Israel Festival features Jazz around the world

Jazz musicians at Israel Festival lineup "meager"; international representation offers variety.

US saxaphone composer 370 (photo credit: Dave Weiland)
US saxaphone composer 370
(photo credit: Dave Weiland)
The jazz lineup of this year’s Israel Festival is somewhat meager, with just two slots, both of which incorporate other areas of musical exploration with the nominal main art form.
The principal foreign jazz artist is composer-clarinetist-saxophonist Don Byron, who will perform in Jerusalem with his New Gospel Quintet, with vocalist La Velle, pianist Bruno Ruder and bass player Grad Jones, with Sangoma Everett on drums.
The band’s output is primarily based on the work of two of the giants of the gospel style – pianist Thomas A. Dorsey, who was known as “the father of black gospel music,” and powerhouse vocalist and guitarist Sister Rosetta Tharpe, who gained great popularity in the 1930s and 1940s, and found great success with her mixture of spiritual lyrics and secular musical styles.
Dorsey, who died in 1993 at the age of 93, also fused religious music non-religious disciplines, including jazz and blues.
During his close to three-decade career to date, Byron has gained a reputation for incorporating a wide range of musical endeavor in his work, including klezmer music and classical music. He last appeared in this country with Jewish American pianist, at the Opera House in Tel Aviv in 2009.
On the Israeli side of the jazz-oriented program, stellar New York-based Israeli bassist-composer Omer Avital teams up with mandolin player Avi Avital and jazz pianist Omer Klein, with ethnic percussionist Itamar Douari completing the lineup. The Israel Festival concert will be the quartet’s debut performance, and the show repertoire takes in world music, jazz and classical music.
The world music sector features Brazilian folk music artist and composer Renato Borghetti, who plays the gaita, a diatonic button accordion. In 2005 he won a Latin Grammy for his album, Gaita Ponto Com. Borghetti is coming here with saxophonist-flutist Pedro Figueiredo, guitarist Daniel Sa and pianist Vitor Peixoto and the foursome will offer the audience a high-energy show, with plenty of virtuosic playing and not a little humor.

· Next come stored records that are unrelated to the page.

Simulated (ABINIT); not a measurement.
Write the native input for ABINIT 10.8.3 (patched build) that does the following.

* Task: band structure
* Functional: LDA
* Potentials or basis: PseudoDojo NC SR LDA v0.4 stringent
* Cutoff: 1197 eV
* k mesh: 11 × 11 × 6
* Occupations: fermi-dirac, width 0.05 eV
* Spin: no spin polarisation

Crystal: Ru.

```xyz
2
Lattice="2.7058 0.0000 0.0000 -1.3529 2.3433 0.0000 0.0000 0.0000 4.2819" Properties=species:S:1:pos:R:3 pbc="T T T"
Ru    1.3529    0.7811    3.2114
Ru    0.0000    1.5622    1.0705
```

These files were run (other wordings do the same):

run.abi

Each of the instrumentalists comes from a different region of Brazil, and brings with them their local musical styles, with added jazz sentiments.
The Roamings concert also feeds off a diverse tapestry of ethnic disciplines, with the main ingredient being liturgical music of the Libyan Jewish community.
The name of the show comes from the title of a new CD overseen by oud player, arranger and musical director Yaniv Raba and bass player, guitarist and tar player Yankeleh Segal. The pair will be joined on stage by a substantial instrumental lineup, including ney (flute) player Yitzhak Ventura and percussionists Moshe Nuri and Roi Freedman, as well as vocalist Yitzhak Hayun. The concert will also feature guest appearances by stellar rock singer and guitarist Beri Sacharov, keyboardist Adi Renert and violinist Nitzan Chen-Razael.
The last world music concert in this year’s Israel Festival program culls sounds and rhythms from an extensive international musical hinterland with the Naya ensemble, including opera-trained vocalist Yaniv De’or, internationally renowned oud player and violinist Yair Halal, mandolin player Avi Avital, percussionist Erez Munk and sitar player Yotam Haimovitch.
The concert will feature material from both the eastern and western sides of the world, as well as classical music and Jewish liturgical material.